Now shortly after that, I began work for Arun Rajan, the then COO of Zappos. The work was in the area of pricing — which by the way — I viewed as an OD problem, where “organization” can be thought of as extending into the market, and comprising of complex dynamics that from a fractal point of view are similar to the nature of dynamics experienced at the level of the person, or between persons, or between teams. Such a perception allowed me to approach the behemoth pricing problem involving hundreds of thousands of products in another way, using complex adaptive systems (CAS) as a framing mechanism and I have summarized my point of view in Dynamic Pricing in Complex Adaptive Markets, which for the interested reader also has links to other journal and technical articles.

By the way, book 2 in the fractal books, Redesigning the Stock Market: A Fractal Approach (2011), connects patterns experienced at the individual level with global patterns, to thereby implicitly position OD as something different. But perhaps it is the case that the intention and framing I have afforded to OD has always been about CAS. Nonetheless, the point is that artificial boundaries that exist for OD seem to be unnecessarily constraining when it comes to solving more and more complex problems.

Now, it ended up that Arun, the late Tony Hsieh, and I began regularly reading and discussing books and articles on CAS. It was a book club of sorts to which others were also invited, but for a couple of years, we were perhaps the most consistent of the readers. I have described how I met Tony in Mathematical Encounters with an Exceptional CEO, and as I transitioned to becoming an employee of Zappos through the invitation of Hollie Delaney, the then CHRO of Zappos, he continued to be actively interested in many of the CAS/OD initiatives I subsequently got involved in. Note also, that once Tony retired from Zappos in 2020 I continued to work with him, and had a chance to frame a more massive OD problem of interest to him — that of the necessary conditions for achieving World Peace. I have written about the back story of the world peace paper, “Simulations of Necessary Conditions of World Peace Leveraging a Quaternary-Based, Quintuple-Layered Complex Adaptive Systems Model”, that I dedicated to Tony and presented just a couple of months ago at IAMOT 2021 held at Nile University in Egypt.

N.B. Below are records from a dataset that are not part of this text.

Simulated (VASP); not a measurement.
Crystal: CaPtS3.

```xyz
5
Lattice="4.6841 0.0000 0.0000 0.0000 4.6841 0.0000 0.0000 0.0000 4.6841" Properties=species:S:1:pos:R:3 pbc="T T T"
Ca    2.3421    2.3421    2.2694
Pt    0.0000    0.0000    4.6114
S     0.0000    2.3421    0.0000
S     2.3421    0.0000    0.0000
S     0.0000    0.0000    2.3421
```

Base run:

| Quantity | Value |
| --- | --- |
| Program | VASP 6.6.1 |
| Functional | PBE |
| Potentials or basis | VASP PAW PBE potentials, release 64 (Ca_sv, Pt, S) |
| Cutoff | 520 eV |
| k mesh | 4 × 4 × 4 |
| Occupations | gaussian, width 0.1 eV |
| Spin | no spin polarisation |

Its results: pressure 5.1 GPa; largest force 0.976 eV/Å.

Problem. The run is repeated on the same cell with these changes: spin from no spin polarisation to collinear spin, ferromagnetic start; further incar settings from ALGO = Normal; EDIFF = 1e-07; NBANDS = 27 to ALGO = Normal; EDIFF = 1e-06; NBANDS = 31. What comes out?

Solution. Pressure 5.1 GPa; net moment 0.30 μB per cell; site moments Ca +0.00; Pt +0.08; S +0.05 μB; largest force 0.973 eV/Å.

Hollie is an exceptional leader who believes in creating the conditions to allow each person to excel as per their unique nature. She actively supported and advised several initiatives that were of interest to me including using the SaaS EQ tool to help Zappos further operate as a CAS, the ambitious mapping (aka the holy grail) to connect people practices with bottom-line business results — which by the way was summarized in a technical IEEE paper simply titled Constructing Leading-Indicator Sustainability Metrics for a Corporate Complex Adaptive System Using Graph Algorithms, and the incorporation of Light as an OD Approach.

The general CAS work I was involved with — which perhaps added a bit to the extensive work Zappos had already been engaged in to operate as a CAS — has been included in a ten-part series I authored for Forbes, Becoming a CAS Organization: Mastering Wealth. Note, I was interviewed by a number of external parties while I was at Zappos who were interested in learning more about CAS in general, and the live dialogs appear in Dialogs on Practical and Also Deeper Aspects of Complex Adaptive Systems.

The Light work followed a long journey where I articulated the mathematical power in light through a series of ten books that I framed as a Cosmology of Light. I had begun conducting live workshops on Light to Facilitate Organizational Change at Zappos. With global lockdown, I ended up conducting about 100 workshops during the course of a year. About half of them were internal to Zappos, with the rest being offered externally to various audiences and with various themes. Prompted by Tony I summarized the gist of the internal workshops into ‘6 Light Maxims for Organizational Change’ and also authored a two-part series on using light to facilitate change for Forbes, A Radical Driver of Change for Radical Times.

The two Forbes series ended up being an integral part of a Forbes Organizational Sciences Certification Program that I designed with Forbes. It was a multi-month program offered in 2020 and executives from close to 250 companies enrolled in parts of it. Executives from 75 companies completed the entire certification. The following is a short youtube extract from the third part of the certification program that focused on using light to facilitate organizational change:

The writing of the ten books on Cosmology of Light was an ambitious exercise in defining a fractal, holographic mathematics true for any level of organization — whether at the level of persons, companies, markets, and beyond. For me, this attempt was a milestone and signaled the time to reverse direction to now look into the field of “OD” from its boundaries, to see how to practically make effective change happen.

This now is what we have begun to do at Galaxiez, a boutique consulting company I joined as a partner in 2021. Through an efficient multi-disciplinary modeling approach leveraging complex adaptive systems, organizational development, game theory, psychology, mathematics of organization, and chaos theory, our clients are tangibly experiencing extraordinary results in a range of areas.

I have begun writing a third series of articles for Forbes to highlight parts of the unique approach Galaxiez uses in solving complex problems. The first article just appeared a couple of weeks ago, How HR Can Begin To Reduce an Organization’s Complexity. Note that my insistence on emphasizing even difficult terminology and concepts when communicating about complexity or Cosmology of Light is something I learned from Daryl Conner. I had the privilege to work closely with him in the first decade of the 2000s and realized then that it is important that clients know that what is being discussed is different through the distinct terminology. Realizing difference affords power by opening pathways that may not have existed before.

It is my hope that were I to turn to poetry again, it is rather to express the triumphant integrality that can come to bear with the meaningful meshing of individual, business, societal, and global goals.

Perhaps that possibility will be afforded by an OD bound in a different way.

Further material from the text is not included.